Fire Victim Trust

Frequently Asked Questions


Deceased, Minor, and Incapacitated Claimants


48. How do I add a Representative Claimant for a Fire Victim who is a minor or has become deceased or incapacitated?

You must identify a Legal Representative for all Claimants who are currently a minor, an incapacitated adult, or deceased. You can add a Representative Claimant through the Claimant Details Screen on your Portal. Click the Edit Claimant Details button, then select the appropriate Individual Claimant Type from the dropdown menu. The option to Add Representative will become available, as will date of death, when appropriate.


49. Who is considered a Minor Claimant?

Minor Claimant means an individual Fire Victim who is under 18 years of age and has not been emancipated by a court declaration of emancipation. We consider the Claimant’s age at the date of signing of each document (i.e., the Claims Questionnaire or Release) or at the time of payment, not on the date of the Fire or related damage or injury. This means that if a Minor Claimant reaches the age of majority (turns 18) during the pendency of their claim, the parent, guardian, or guardian ad litem is no longer their Legal Representative. Instead, the Claimant will act on his or her own behalf from that time forward.


50. Who may act as Legal Representative for a Minor Claimant, and what documents must they submit to the Trust to support their authority?

A parent, guardian, or guardian ad litem of a minor child may act as Legal Representative for a Minor Claimant. The type of document required to support a party’s authority to act as Legal Representative to a Minor Claimant—including accepting any offer, signing Releases, and receiving payment—depends on the party’s relation to the Claimant, but can include the following:


(a) Birth Certificate or Baptismal Certificate. A birth certificate or baptismal certificate identifying the Legal Representative as parent of the Minor Claimant.
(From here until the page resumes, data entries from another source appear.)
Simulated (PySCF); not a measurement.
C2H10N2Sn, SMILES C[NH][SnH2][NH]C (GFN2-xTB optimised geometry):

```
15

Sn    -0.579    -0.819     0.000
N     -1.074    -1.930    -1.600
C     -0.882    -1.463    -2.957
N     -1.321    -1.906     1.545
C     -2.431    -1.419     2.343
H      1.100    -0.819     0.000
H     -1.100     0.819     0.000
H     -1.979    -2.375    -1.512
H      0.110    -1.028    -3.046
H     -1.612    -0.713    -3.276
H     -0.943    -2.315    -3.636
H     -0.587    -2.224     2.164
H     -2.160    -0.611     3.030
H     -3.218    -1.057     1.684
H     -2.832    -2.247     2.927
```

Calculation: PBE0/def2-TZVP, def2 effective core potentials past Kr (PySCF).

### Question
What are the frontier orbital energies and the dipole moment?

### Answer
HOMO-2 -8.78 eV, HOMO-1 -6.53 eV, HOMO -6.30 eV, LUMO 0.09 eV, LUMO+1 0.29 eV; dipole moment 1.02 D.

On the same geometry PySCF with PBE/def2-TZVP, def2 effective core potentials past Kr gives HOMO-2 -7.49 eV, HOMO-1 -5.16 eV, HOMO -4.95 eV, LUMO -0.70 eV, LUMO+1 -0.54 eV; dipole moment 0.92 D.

(b) Custody or Adoption Records. A copy of an adoption or custody order or similar custody records identifying the Legal Representative as parent or legal custodian of the Minor Claimant.


(c) Local Court Appointment. A copy of a court order, letters of guardianship, letters of conservatorship, certification, or other document issued by a court or other appropriate official and appointing the Legal Representative as guardian, conservator, curator, personal representative, or other position with authority to act on behalf of the Minor Claimant.


(d) Legal Representative Declaration. A completed copy of Legal Representative Declaration (available here) supporting their authority to act on behalf of a Minor Claimant.


(e) Additional Legal Representative Proof Documents. Additional documents may be accepted as Legal Representative Proof Documents only if the Special Master approves or as authorized by the District Court.


51. When is a Guardian ad litem required?

If a Minor Claimant or Incapacitated Claimant is not represented by counsel, a guardian ad litem must be appointed to act on the Claimant’s behalf. Click here to access the fillable PDF guardian ad litem form.


52. Who may act as Legal Representative for a deceased/estate Claimant, and what documents must they submit to the Trust to support their authority?

An executor or administrator of the decedent’s estate or, if none has been appointed, the decedent’s successor-in-interest may act as Legal Representative for a deceased/estate Claimant. The type of document required to support a party’s authority to act as Legal Representative to a deceased/estate Claimant—including accepting any offer, signing Releases, and receiving payment —depends on the party’s relation to the Claimant, but can include the following:


(a) Local Court Appointment. Documents supporting that the Legal Representative has been ordered by a local court to act as the representative of a deceased Claimant. For example, a copy of a court order, letters of administration, letters testamentary, or other document issued by a court or other appropriate official and appointing the Legal Representative as personal representative, administrator, executor, or other position with authority to act on behalf of the deceased Claimant.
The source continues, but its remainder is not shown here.